Throughout human history, there have been but two absolute truths. The first is that jean shorts will never go out of style. The second is that television reached its peak on November 19, 1982, when Knight Rider introduced us to the character of K.A.R.R.
There is a third thing that I’m almost 100% certain should be added to this list, and it’s my assertion that Dave Matthews has a vagina. I’m still working to confirm this, however, and it’s been a struggle to do so since I am failing miserably at posing as a groupie at one of his concerts because I find it deplorable to be within 500 feet of him and I look just awful in go-go boots. So I’ve gone the route of becoming a licensed plumber, at which point I will wait anxiously for his shower to break and hope that he finds my ad on page 379 of the phone book. I also hope that he attempts to take a shower while I’m fixing it. So confirmation should be forthcoming soon.
But back to television. Anyone that knows me can tell you that I am a full-blown Knight Rider junkie. I’m sure the pitch for the show went something like this:
TV EXECUTIVE: I’m highly cynical of everything and doubt your proposal will amount to anything, but go ahead.
SHOW CREATOR: This show stars David Hasselhoff and is about a talking car and a guy who got shot in the face.

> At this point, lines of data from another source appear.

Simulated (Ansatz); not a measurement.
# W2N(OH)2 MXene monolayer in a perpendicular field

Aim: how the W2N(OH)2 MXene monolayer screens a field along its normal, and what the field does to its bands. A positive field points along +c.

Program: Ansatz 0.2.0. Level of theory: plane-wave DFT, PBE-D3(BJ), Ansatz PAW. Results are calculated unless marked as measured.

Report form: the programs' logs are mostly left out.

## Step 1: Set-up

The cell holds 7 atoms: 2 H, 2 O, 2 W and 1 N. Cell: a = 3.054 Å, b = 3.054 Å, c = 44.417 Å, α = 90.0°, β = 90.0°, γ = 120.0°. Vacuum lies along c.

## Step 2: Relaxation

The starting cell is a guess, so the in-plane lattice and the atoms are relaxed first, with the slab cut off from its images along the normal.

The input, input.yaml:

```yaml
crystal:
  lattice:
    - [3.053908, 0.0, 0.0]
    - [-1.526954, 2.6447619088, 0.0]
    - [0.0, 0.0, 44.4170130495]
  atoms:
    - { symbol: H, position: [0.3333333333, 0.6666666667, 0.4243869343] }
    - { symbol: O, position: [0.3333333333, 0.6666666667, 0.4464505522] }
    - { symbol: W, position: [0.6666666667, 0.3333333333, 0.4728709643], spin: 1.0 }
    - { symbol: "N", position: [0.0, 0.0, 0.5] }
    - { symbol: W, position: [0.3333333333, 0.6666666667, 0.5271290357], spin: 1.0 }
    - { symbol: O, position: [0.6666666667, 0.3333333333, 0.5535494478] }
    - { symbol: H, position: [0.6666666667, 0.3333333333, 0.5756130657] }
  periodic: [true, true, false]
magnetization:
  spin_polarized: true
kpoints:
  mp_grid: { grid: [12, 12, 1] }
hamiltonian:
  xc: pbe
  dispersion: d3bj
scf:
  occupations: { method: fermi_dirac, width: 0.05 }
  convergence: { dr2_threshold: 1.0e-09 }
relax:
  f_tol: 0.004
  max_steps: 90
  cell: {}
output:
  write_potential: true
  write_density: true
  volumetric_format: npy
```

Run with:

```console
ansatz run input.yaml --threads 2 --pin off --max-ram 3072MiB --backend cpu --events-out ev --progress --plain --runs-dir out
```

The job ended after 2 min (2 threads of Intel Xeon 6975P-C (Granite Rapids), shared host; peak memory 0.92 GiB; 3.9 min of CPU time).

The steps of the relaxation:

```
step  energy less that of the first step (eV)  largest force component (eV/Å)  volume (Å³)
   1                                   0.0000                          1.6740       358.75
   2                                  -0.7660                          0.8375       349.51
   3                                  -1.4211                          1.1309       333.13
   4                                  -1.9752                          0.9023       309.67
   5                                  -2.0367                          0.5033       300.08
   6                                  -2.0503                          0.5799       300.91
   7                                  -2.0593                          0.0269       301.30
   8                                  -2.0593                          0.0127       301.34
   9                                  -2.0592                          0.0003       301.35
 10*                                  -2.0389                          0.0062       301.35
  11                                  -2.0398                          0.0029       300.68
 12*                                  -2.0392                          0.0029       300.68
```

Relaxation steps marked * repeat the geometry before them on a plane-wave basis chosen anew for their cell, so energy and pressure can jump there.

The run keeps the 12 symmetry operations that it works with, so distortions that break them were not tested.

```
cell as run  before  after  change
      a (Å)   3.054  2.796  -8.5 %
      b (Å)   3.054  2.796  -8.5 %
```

TV EXECUTIVE: That sounds nothing short of awesome!
And that TV executive was right. The only thing he got wrong was just how awesome the show would become. (Editor’s Note: It was super-awesome.)
Who can forget the aforementioned K.A.R.R., reminding us all just how close we are to evil machines taking over the world. Or better yet, Garth Knight, played masterfully by David Hasselhoff with facial hair. Rumor has it that Mr. Hasselhoff didn’t have time to grow said facial hair properly for the role so he ripped off his chest hairs on set and glued them to his face. I actually made that rumor up just now, but I assure you it comes from a very credible source, that source being the lock of David Hasselhoff’s chest hair I purchased on eBay for the ridiculously low bid of $6.99. (I wanted to bid $300 but I didn’t have it in my checking account and nobody would extend me that much credit.)
(Editor’s note: I can’t confirm if it was one of the chest hairs he glued to his face.)
But there hasn’t been a TV show like Knight Rider ever since. Oh, people have tried. Baywatch was a noble effort. Baywatch Nights was equally interesting. And Saved by the Bell taught me many valuable life lessons, most notably that even nerds can grow up and make sex tapes one day. But no one else has gotten the formula down for great TV.
That is, until now.
See, I wrote a pilot episode for a little situational comedy I think you’ll enjoy called Mermen and a Baby. It’s about these two guys named Mitch and Corey and they live together, and they seem like normal guys, except they both have this birth defect where they got gills instead of lungs, so they have to live underwater. Mitch is an insurance adjuster and Corey works in banking and they both have special offices filled with water and their escapades on dry land lead to sometimes heartwarming and always entertaining results. Also, they both bone a ton of mermaids, which is hot.
Here’s the thing, though. In the pilot episode, Mitch is totally boning this mermaid when there’s a knock on the door and it’s this girl he met in college who he also totally boned. But she’s got this baby and it’s his and she’s going to study abroad next semester so Mitch needs to take care of the baby. And Corey’s a cool dude, so he says he’ll help and so these two guys that have to live underwater have to raise a kid on their own that’s an air-breather. (That’s what they call us normal folks.)
So that’s my sitcom and it’s really funny and I made sure to include a lot of gay jokes because that’s what people laugh at nowadays. And at some point I’m going to have them meet a fisherman named Tyrelle, and he’ll be their black friend and he’ll try to teach them how to rap and be cool and he’ll make fun of how they dance.
Problem is, the networks are too stuck on their stupid show ideas to give mine a shot.
Same with my test script I wrote for Law & Order: Dogs. It would be like regular Law & Order, except with talking dogs. The big twist: They’d keep running into the stupid cat judge. And everyone knows that cats are soft on crime. I also don’t understand how these TV executives fail to see the spinoff potential. The wheels in my head are already spinning on Law & Order Dogs: SVU and Law & Order Dogs: Who Stole my Chew Toy?